Time and time again, I hear tales of friends getting stuck in their lives because there are too many factors outside of their control. There are student loans to pay off, financial responsibilities to meet, expectation from parents to placate. It is a lot to take on. And in the midst of all these, it’s all too easy to feel like a hamster on a wheel, spinning constantly without getting ahead. Right?
If you are in your twenties and early thirties, and yet to be saddled with the responsibilities of children, then what are you whining about? If there is something you don’t like about your life, this is the time to say screw-it, move on, and try something else.
Figure out what you’re unhappy about
Nobody is perfectly happy with their current situation, whatever it may be. But if you feel there is something fundamentally wrong, or missing, then work on it. Many people that I speak with suffer from this form of anxiety that gives off these jittery and fidgety vibes. They all tell me that they are anxious for change, but most can’t not pin down exactly what it is that they want changed in their lives.

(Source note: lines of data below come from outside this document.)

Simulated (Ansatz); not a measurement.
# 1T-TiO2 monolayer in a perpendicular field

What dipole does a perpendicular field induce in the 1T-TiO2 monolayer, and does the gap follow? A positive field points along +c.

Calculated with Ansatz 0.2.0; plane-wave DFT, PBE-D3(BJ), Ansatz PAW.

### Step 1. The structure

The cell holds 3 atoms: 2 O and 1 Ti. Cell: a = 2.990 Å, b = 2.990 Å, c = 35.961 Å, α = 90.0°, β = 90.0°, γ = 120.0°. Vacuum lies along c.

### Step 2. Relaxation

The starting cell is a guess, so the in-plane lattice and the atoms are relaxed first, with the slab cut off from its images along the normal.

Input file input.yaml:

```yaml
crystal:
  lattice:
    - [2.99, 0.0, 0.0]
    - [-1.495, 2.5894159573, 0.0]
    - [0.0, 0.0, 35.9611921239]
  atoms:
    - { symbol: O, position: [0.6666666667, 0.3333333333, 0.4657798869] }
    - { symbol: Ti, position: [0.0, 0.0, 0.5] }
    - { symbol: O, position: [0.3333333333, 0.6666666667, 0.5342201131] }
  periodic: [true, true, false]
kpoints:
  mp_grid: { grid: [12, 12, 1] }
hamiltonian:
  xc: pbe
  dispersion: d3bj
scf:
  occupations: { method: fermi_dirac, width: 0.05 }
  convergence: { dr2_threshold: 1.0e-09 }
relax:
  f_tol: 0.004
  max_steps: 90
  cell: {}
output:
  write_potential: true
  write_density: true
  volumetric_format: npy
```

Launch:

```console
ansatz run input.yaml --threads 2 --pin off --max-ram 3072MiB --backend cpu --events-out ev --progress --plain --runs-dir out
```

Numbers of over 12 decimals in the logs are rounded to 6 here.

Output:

I usually rattle off a list of potentially irksome areas:
- Change in city/country
- Change of job
- Change of career
- Change of friends
- Change of scenery altogether (all of the above)
The last option is easy to fix. Usually the person packs their bags and the next thing you know, there are pictures of Romania on their Facebook. But travelling does not automatically lead to a gotcha moment, nor does it raise you to a higher level of awareness. For the most part, backpacking trips do not offer many moments to meditate on the meaning of life. It’s always action-packed and thoroughly exhausting for both the physical body and mental faculties.
So then the question begs, what do you need to fix in your life to be happy? It is notoriously difficult to figure out what truly makes us happy, but investing some time to figure out whether your are happy with the 3 Ps: People, Place, and Profession, might be a step in the right direction.
Changes is always difficult and never difficult
Anything that seems challenging now, will only become even more insurmountable as we age. Our cognitive processes witness a steady decline around our thirties, our physical body bump against a similarly plateau. Many also formally cross into adulthood by getting married and starting families. All these added responsibilities and limitations will unfortunately constrain our choices in life further. If change seems an impossible feat now, then it might never come for you.
Yet some financial burdens, especially in this economic time, do cripple immediate and definitive changes. They could be the repayment of student debts, or simply to keep up with the considerable cost of living as a young adult. I’m not here to preach the virtue of living as simply and cheaply as possible – although I’ve found it absolutely essential in my journey of exiting the corporate world and exploring other possibilities. Money offers flexibility, and along with flexibility comes freedom.
The timing is never right
Stepstoning (is that a word?) your way around jobs is usually the way to go, if the upward route of one job is exhausted, and it makes sense to side-step into something lateral or different altogether. The unfortunate thing is that, I know very few friends that have been successful in navigating through the muddy business of timing their job changes.
This is almost as futile as trying to time the stock market. Buy low, sell high? This almost never happens for the average investor. In good times, you get greedy and hold out for more. More bonuses, fast-tracked promotion opportunities. Instead of “selling high” and using the fluidity of the market to leverage themselves into a better job, most people are sucked in by comfort, stability, and short-sightedness. In bad times, hiring becomes scarce, the pay stagnates, and moving jobs becomes even more unthinkable.
Instead of trying to find the best time for change, why not forget the noises, forget the rules, and go for changes when they are right for you? Following the crowd and making your decisions based on the crowd-o-meter, more often than not, narrows your choices and pushes you in the direction that everyone’s moving towards. It’s hot, crowded, and not all that exciting when you exit on the other end. Don’t do it.